IN THE NEWS
[For the first post in this series, click here.
Grand strategy: Alone again, naturally
Since the 2003 invasion of Iraq, the Bush Administration has insisted on, whenever possible, going it alone. The “coalition of the willing” was, short of acting without any allies at all, the furthest the Bush Administration could have gone from the traditional American approach to coalition warfare. In domestic politics, the Administration, once it got a poorly-worded approval from Congress to attack Iraq, shoved the other two branches of the federal government aside. In fact, the Administration deliberately excluded or neutralized important parts of the executive branch, most notably the State Department and CIA. To a startling degree, a narrow part of the US government, the White House and the Department of Defense, prosecuted a war with a far weaker alliance than the United States used in previous conflicts of this scale.
The “new” strategy for Iraq, the so-called “surge” of 20,000 troops, primarily in Baghdad, does nothing to break the Administration out of its imperious solitude. Foreign governments are not providing additional troops, money, or even rhetorical support. The Administration has not revised its Iraq alliance, a brittle arrangement in which there is no formal obstacle to the British leaving at any time, and severe doubt that the Iraqi government is even fighting the same war as the United States. There was no sweeping re-formulation, in which regional powers, NATO, or the United Nations made new commitments to ending, reducing, or containing the violence in Iraq.
Within the US government, the proposed escalation—surge, augmentation, spike, spurt, whatever—hasn’t changed the Bush Adminisration’s relationship with other parts of the US government. Quite the opposite: the Administration is already digging in its heels during the first round of hearings, such as Attorney General Alberto Gonzales’ recent testimony. If there are private talks between the Administration and the new House and Senate leadership, so what? Politically and constitutionally, the important next moves will occur in the open. Negotiating with the legislative branch of government is not like negotiating with Iran or Syria.
The "surge" changes nothing about the Bush Administration's radically different version of American grand strategy. If you have any doubts, look at how little has changed outside of Iraq. Iran continues its march towards nuclear weapons. North Korea has not budged, either on its nuclear weapons program, or anything else. China continues to assert its independence, most recently by trying to blind US spy satellites. Russian continues its effort to cement a sphere of influence and a separate direction from the West. Relations with the European Community have not changed. Whatever the merits or faults of the "surge" as a policy toward Iraq, it is certainly not a new direction for US foreign policy.
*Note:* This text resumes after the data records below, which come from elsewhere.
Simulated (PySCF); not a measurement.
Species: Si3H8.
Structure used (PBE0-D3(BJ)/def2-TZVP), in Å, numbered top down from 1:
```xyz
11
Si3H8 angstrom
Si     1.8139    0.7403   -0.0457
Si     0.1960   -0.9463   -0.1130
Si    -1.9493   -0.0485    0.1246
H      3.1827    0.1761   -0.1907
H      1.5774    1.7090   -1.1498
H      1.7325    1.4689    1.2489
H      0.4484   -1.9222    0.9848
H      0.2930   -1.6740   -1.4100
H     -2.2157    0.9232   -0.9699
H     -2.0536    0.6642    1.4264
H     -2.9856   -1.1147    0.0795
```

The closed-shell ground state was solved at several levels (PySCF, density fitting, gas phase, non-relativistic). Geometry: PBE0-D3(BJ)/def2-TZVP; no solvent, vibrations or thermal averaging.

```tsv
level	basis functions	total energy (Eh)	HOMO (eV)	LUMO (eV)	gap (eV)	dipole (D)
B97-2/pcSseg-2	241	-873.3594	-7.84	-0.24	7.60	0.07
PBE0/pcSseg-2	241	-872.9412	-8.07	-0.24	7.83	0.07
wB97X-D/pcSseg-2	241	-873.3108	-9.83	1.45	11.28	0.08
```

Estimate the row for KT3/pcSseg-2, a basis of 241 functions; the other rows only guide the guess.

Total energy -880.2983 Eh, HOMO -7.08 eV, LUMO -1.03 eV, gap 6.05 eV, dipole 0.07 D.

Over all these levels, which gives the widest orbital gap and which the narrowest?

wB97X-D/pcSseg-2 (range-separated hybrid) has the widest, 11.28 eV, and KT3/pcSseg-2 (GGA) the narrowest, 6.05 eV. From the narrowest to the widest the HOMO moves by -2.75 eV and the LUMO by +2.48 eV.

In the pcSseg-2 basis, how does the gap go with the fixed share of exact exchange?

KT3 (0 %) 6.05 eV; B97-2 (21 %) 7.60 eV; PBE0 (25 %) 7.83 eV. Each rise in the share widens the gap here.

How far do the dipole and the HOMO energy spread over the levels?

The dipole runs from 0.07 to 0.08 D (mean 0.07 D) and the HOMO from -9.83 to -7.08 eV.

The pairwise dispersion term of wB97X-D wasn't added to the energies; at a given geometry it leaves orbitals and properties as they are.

In announcing the strategy, the White House clearly tried to signal that something had changed. Unfortunately, moving the camera from one Presidential set to another did not alter one of the iconic images of the Iraq war: George W. Bush, speaking alone to the camera.
How can you say nothing has changed? They got the surge plan from a completely different American Enterprise Institute fellow than they got the original occupation plan from.